Comparison of Methods

In this section, we present an empirical comparison of all methods discussed in this tutorial. The methodology of our study is as follows:

  • We use the NASBench-201 benchmark (CIFAR100 dataset)

  • All methods are run with a max_wallclock_time limit of 6 hours (or 21600 seconds). We plot minimum validation error attained as function of wallclock time (which, in our case, is simulated time)

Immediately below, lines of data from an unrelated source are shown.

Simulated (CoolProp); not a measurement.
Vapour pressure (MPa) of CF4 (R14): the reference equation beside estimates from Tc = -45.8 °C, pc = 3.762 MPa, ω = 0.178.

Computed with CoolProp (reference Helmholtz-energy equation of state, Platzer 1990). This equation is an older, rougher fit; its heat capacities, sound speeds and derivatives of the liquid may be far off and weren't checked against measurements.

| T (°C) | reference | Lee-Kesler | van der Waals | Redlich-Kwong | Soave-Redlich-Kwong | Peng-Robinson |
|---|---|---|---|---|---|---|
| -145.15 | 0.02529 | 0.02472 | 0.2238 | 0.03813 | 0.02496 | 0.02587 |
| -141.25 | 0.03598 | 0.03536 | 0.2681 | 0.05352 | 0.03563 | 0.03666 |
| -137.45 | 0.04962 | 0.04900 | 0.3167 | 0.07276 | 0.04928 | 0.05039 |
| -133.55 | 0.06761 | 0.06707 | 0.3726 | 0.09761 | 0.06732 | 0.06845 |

  • Results are aggregated over a number of repetitions. The number of repetitions is 50 for SYNCSH, SYNCHB, BOHB, DEHB, ASHA-STOP, ASHA-PROM, ASHA6-STOP and SYNCMOBSTER, while MOBSTER-JOINT, MOBSTER-INDEP, HYPERTUNE1-INDEP, HYPERTUNE4-INDEP and HYPERTUNE-JOINT are repeated 30 times. Figures plot the interquartile mean in bold and a bootstrap 95% confidence interval for this estimator in dashed lines (the IQM is a robust estimator of the mean, but depends on more data than the median)

  • SYNCSH, ASHA-STOP, ASHA-PROM, MOBSTER-JOINT, MOBSTER-INDEP, HYPERTUNE1-INDEP use 1 bracket, HYPERTUNE4-INDEP, HYPERTUNE-JOINT use 4 brackets, and SYNCHB, BOHB, DEHB, SYNCMOBSTER use the maximum of 6 brackets

  • In SYNCSH, SYNCHB, ASHA-STOP, ASHA-PROM, ASHA6-STOP, new configurations are drawn at random, while BOHB, SYNCMOBSTER, MOBSTER-JOINT, MOBSTER-INDEP, HYPERTUNE1-INDEP, HYPERTUNE4-INDEP, HYPERTUNE-JOINT are variants of Bayesian optimization. In DEHB, configurations in the first bracket are drawn at random, but in later brackets, they are evolved from earlier ones

  • ASHA-STOP, ASHA6-STOP use early stopping, while SYNCSH, SYNCHB, BOHB, SYNCMOBSTER, ASHA-PROM, MOBSTER-JOINT, MOBSTER-INDEP, HYPERTUNE1-INDEP, HYPERTUNE4-INDEP, HYPERTUNE-JOINT use pause-and-resume. DEHB is a synchronous method, but does not resume trials from checkpoints (except in the very first bracket)

Here are results, grouped by synchronous decision-making, asynchronous decision-making (promotion type), and asynchronous decision-making (stopping type). ASHA-PROM results are repeated in all plots for reference.

Synchronous HPO

Synchronous Multi-fidelity HPO

Asynchronous HPO

Asynchronous Multi-fidelity HPO (promotion)

Asynchronous Stopping

Asynchronous Multi-fidelity HPO (stopping)

These results are obtained on a single benchmark with a rather small configuration space. Nevertheless, they are roughly in line with results we obtained on a larger range of benchmarks. A few conclusions can be drawn, which may help readers choosing the best HPO method and its configuration for their own problem.

  • Asynchronous methods outperform synchronous ones in general, in particular when it comes to any-time performance. A notable exception (on this benchmark) is SYNCMOBSTER, which performs en par with the best asynchronous methods.

  • Among the synchronous methods, SYNCMOBSTER performs best, followed by BOHB. SYNCHB and SYNCSH perform very similar. The performance of DEHB is somewhat disappointing on this benchmark.

  • The best-performing methods on this benchmark are MOBSTER-JOINT and HYPERTUNE1-INDEP, with HYPERTUNE4-INDEP a close runner-up. For MOBSTER, the joint multi-task surrogate model should be preferred, while for HYPERTUNE, the independent GPs model works better.

  • On this benchmark, moving to multiple brackets does not pay off for the asynchronous methods. However, on benchmarks where the choice of \(r_{min}\) is more critical, moving beyond successive halving can be beneficial. In such cases, we currently recommend to use HYPERTUNE-INDEP, whose adaptive weighting and bracket sampling is clearly more effective than simpler heuristics used in Hyperband or BOHB.